Closed jxieeducation closed 10 years ago
Hey @jxieeducation ,
first of all thanks for your contribution, this is really great! Here are my thoughts:
1) I had a look at the BTrees documentation and it seems to rely heavily on ZODB and its persistence
module, so I'm not entirely sure if it's the right thing to use here. Basically, I think we want a BTree that can be incrementally written and read from disk (to avoid loading it into memory when the database starts up)
2) BTrees allow lookup (as well as insertion and deletion) operations in O(log n) time (http://en.wikipedia.org/wiki/B-tree), as opposed to O(1) for lookup in hash tables. The main advantage of a BTree is that it can be written and read incrementally, thus without loading its entire content into memory first, and that range queries can be performed efficiently.
3) Like with the normal file-based index, we need to insert key/value pairs into the BTree to be able to do rich comparisons between values, search operations and range queries. I think the update
function of OOBTree
allows for storing key/value pairs in the tree.

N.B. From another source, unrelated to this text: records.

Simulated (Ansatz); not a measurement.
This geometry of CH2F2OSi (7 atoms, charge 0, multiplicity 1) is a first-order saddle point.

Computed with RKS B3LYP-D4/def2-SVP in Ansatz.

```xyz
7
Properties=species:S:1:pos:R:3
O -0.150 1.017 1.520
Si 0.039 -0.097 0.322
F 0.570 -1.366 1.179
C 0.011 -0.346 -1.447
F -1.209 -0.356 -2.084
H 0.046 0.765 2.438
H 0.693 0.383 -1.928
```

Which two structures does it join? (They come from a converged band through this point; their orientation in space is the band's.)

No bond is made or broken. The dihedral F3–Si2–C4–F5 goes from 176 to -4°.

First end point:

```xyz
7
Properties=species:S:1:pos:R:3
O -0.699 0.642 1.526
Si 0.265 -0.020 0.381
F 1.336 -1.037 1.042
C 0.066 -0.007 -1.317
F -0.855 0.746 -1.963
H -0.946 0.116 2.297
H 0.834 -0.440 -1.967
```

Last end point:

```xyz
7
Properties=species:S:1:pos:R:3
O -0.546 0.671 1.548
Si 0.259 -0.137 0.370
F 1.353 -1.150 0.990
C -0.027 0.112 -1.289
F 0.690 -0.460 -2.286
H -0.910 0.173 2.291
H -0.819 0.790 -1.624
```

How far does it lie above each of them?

Summarizing, I think it would be interesting to see if there's a more lightweight BTree library available for Python or if we can even implement a simple BTree structure ourselves. Feel free however to further investigate the OOBTrees
package, if you do I would be interested to see how exactly we would insert key/value pairs and persist the tree on disk. So it would be great if you could write a simple demo that defines a fully functioning BTree-based index class and contains some unit tests that we can run to check its correctness.
Good work!
Thanks, I totally agree that this is not the library that we are looking for. Will be coming up with a simple BTree then.
This is an extremely simple proof of concept for https://github.com/adewes/blitzdb/issues/9
This allows the backend to adopt a BTree model using the BTrees pip library (sudo pip install BTrees, did not add to the requirements.txt yet). While attempting to add the BTree, I found a few problems with using a BTree.
While writing the simple add / remove functions, I assumed that caching is not needed for BTrees, because it offers little adv. as the tree goes down. I also believe a BTree will also be clunky when elements get large, because it runs in O(n), while the hashmap runs in O(1).
Please let me know what you think?